Philippine Airlines Inc. (PAL) yesterday unveiled plans to expand its network and to focus on digital innovation while pivotting to be a cargo-driven airline for future growth and opportunity.
PAL recently emerged from a successful restructuring with $505 million in fresh capital, $2-billion debt reduction and a streamlined fleet. It also unveiled a youthful 21st century outlook as it celebrated its 81st anniversary yesterday.
“We look forward to a comeback year for Philippine Airlines and for our country,” said Dr. Lucio Tan, PAL chairman and chief executive officer.
“Our 81st birthday marks a day of rebirth for PAL. We will make good use of our new life by delivering a stronger, more reliable and dynamic airline that our customers will love and appreciate,” Tan added.
Tan said PAL will adopt a youthful outlook and will no longer be tied to the old, traditional airline models that run on legacy systems and the comfortable notions of the past. It will focus on digital innovation.
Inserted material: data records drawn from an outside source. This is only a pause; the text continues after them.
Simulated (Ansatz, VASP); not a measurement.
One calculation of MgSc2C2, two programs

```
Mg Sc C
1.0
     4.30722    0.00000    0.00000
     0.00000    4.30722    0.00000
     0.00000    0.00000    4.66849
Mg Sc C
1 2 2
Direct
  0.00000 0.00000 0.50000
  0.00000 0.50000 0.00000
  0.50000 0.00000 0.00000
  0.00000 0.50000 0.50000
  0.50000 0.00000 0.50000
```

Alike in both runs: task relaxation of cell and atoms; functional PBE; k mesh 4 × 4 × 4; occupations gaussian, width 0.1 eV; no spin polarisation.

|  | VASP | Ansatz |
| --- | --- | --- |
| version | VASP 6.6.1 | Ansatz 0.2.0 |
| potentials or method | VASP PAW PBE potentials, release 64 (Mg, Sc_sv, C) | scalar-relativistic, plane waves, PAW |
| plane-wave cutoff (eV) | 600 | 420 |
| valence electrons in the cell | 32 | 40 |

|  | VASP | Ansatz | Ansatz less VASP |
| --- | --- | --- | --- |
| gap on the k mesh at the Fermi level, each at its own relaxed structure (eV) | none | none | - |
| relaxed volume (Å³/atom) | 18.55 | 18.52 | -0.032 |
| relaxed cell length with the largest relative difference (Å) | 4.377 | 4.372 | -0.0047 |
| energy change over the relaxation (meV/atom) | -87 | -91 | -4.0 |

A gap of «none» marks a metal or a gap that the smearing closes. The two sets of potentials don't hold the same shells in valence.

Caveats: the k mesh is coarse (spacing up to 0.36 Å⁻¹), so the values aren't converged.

“We envision PAL as a tech company, using technology to deliver smarter and simpler products that customers will love,” Tan said.
For example, PAL pivoted to become a cargo-driven airline. It converted passenger aircraft into virtual freighters without taking out any seats, allowing it to fly all-cargo services to prime markets.
PAL said its cargo network helped keep supply chains going and trade flowing, a vital boost for the economy.
Tan sees revenue growth potential in the cargo business as the airline generated $193 million in cargo revenues in 2018 with 100 aircraft, while in 2021, with only 50 fleets, PAL reached its highest cargo revenue level in history, projected to surpass $300 million.
With a robust cargo strategy, PAL said it is deploying more all-cargo flights to develop key international cargo markets, especially between Asia and the United States, Canada and Australia.
Cargo innovations will include a new cargo mobile app and website, more online payments and cashless pay options, the airline added.
For its digital innovation, PAL said it will enhance the travel experience by rolling out this year a revamped mobile-first website, a multi-channel customer contact center, increased self-serve options for rebooking and account management, an improved PAL Gift Card and an enhanced Hiraya Flight Pass.
With the reopening of international borders in progress along with the easing of local travel restrictions, the flag carrier announced plans to transform PAL’s Mabuhay Miles frequent flyer club into a bigger lifestyle program where members can earn miles on a wider variety of non-flying activities.
The airline said it will further expand its network for the upcoming summer season, covering a total of 39 international and 27 domestic destinations.
PAL also plans to expand partnerships with other airlines, building on current alliances and interline arrangements that allow its customers to reach over 1,000 destinations.
“Philippine Airlines will continue to be a full-service network airline that offers unique nonstop routes and a choice of business and economy products for our customers,” said Captain Stanley Ng, PAL president and chief operating officer.
“Innovation and a youthful spirit will motivate us in our efforts to grow back the air travel market. Above all, safety will be at the core of everything we do, from the airworthiness of our planes to the professionalism of our crew and all support teams,” added Ng.
PAL also unveiled its biggest sale of the year, offering fares of as low as $81 for international flights and P181 for domestic flights, now on sale until March 21.